The world body suspended land deliveries after a 31-truck convoy was attacked on Monday night at Urem Al Kubra in western Aleppo. The Syrian Arab Red Crescent says a staff member and around 20 civilians were killed and a warehouse destroyed.

"Forty trucks are sitting at the Turkish-Syrian border, the food will be expiring on Monday. The drivers are sleeping at the border, and they have done that now for a week," UN humanitarian adviser Jan Egeland told reporters.

"So please, President Assad, do your bit to enable us get to eastern Aleppo and also the other besieged areas. We also have to get assurances in the east Aleppo case from the armed opposition groups to enter," he said of the divided northern city.

US officials believe Russian aircraft were responsible for the strike, but Moscow has denied involvement and the Russian defence ministry said on Wednesday a US Predator drone was in the area when the convoy was attacked.

"The devastating sustained attack at our convoy at Big Urem outside Aleppo this Monday is the worst attack ever sustained on a cross-line, cross-border convoy," Egeland said on Thursday.

The attack left a "tremendous cloud" over the whole system for obtaining authorisations from all warring sides "that is the pre-condition for a lifeline to millions of people", he added.

Mouadamiya was "a very important town where people have been suffering for very long and where they feel squeezed by all armed actors”.

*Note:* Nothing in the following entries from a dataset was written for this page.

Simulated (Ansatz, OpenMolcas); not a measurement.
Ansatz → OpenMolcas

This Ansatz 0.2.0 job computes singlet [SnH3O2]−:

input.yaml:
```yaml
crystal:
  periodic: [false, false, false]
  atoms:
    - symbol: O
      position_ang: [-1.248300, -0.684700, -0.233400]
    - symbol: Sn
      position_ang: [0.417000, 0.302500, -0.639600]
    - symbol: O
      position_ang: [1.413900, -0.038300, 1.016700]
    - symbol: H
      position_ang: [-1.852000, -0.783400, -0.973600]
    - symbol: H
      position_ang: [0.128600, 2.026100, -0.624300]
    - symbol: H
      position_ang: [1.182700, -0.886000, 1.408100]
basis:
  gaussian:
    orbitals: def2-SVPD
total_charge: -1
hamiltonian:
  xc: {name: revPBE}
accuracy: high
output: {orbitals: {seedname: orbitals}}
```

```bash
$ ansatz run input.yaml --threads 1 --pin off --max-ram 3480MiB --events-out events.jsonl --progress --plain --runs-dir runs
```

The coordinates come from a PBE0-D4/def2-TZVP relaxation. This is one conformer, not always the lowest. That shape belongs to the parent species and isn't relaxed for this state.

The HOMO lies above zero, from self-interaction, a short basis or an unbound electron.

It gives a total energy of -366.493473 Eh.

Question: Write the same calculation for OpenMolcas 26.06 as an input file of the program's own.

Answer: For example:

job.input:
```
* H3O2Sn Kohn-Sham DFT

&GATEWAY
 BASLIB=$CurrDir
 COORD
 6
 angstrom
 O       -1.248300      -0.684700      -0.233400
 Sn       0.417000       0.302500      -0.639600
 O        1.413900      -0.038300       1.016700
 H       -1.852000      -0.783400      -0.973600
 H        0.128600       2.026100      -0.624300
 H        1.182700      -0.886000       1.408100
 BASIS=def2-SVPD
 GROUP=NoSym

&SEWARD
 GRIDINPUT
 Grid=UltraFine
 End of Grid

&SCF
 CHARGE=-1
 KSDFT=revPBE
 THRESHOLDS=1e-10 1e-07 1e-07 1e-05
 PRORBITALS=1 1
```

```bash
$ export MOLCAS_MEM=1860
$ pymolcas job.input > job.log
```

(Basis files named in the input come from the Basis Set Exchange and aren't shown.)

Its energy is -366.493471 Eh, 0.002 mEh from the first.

Egeland said the United Nations also hoped to deliver aid to rebel-besieged towns of Foua and Kufreya in Idlib and government-blockaded Madaya and Zabadani near the Lebanese border within days.

 

"Madaya is a place where people have been starving and where there was a meningitis epidemic. We're loading, we hope to go soon," he said. "We need a re-boot, we need a re-start for security assurances, guarantees for the humanitarian lifeline."